Duff stressed that both the players and staff need to take collective ownership of the defeat, with the head coach believing that his squad aren’t holding themselves accountable enough at present.

It is another area that the Terriers’ boss is looking to address, with Duff setting out to try and change the mentality of the football club following their relegation from the Championship last term.

“I’ve said this to them, it can’t always be the people in blue (the coaching staff’s responsibility),” said Duff. “It’s something we’re trying to change at the football club, where it’s not just you, don’t [just] look after yourself, dig your mate out.

“It’s easy for me to say ‘well, we prepared it right and you lot were rubbish’, we win and lose together. Were the players good enough? No. The staff, did we impact the game well enough? Probably not, so we have to hold ourselves accountable as well.

“Ultimately the players are the only ones on the pitch that can do anything about it, but I don’t want it to become an us and them thing.

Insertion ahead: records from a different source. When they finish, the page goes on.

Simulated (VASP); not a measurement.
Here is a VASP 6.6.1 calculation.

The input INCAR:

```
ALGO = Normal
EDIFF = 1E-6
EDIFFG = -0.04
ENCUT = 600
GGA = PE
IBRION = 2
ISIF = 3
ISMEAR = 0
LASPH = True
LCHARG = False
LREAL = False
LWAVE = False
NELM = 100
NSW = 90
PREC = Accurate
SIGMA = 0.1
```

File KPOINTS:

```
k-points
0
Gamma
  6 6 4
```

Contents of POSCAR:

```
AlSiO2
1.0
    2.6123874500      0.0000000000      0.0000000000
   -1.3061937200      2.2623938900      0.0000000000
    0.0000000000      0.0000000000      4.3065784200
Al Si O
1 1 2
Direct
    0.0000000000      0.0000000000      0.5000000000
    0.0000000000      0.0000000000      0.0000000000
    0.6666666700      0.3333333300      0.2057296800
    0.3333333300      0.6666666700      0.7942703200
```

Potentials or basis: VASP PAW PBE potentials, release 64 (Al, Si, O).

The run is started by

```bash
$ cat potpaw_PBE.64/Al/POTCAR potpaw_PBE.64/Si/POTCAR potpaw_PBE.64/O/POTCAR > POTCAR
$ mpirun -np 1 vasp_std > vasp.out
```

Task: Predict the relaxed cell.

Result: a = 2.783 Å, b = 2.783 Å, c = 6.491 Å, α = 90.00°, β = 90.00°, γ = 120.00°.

“Do they hold themselves to account enough? At the minute, probably no, but that’s one of the things you’re trying to adjust and fix at the football club.

“Ten of that starting 11 were all playing in the Championship most weeks last year. That’s where they need to hold themselves accountable, and they go ‘hold on a second, I don’t think I should be in League One’, well you were in the Championship last year and you’ve just been beaten by a non-league team, so that’s a personal pride as much as anything else.”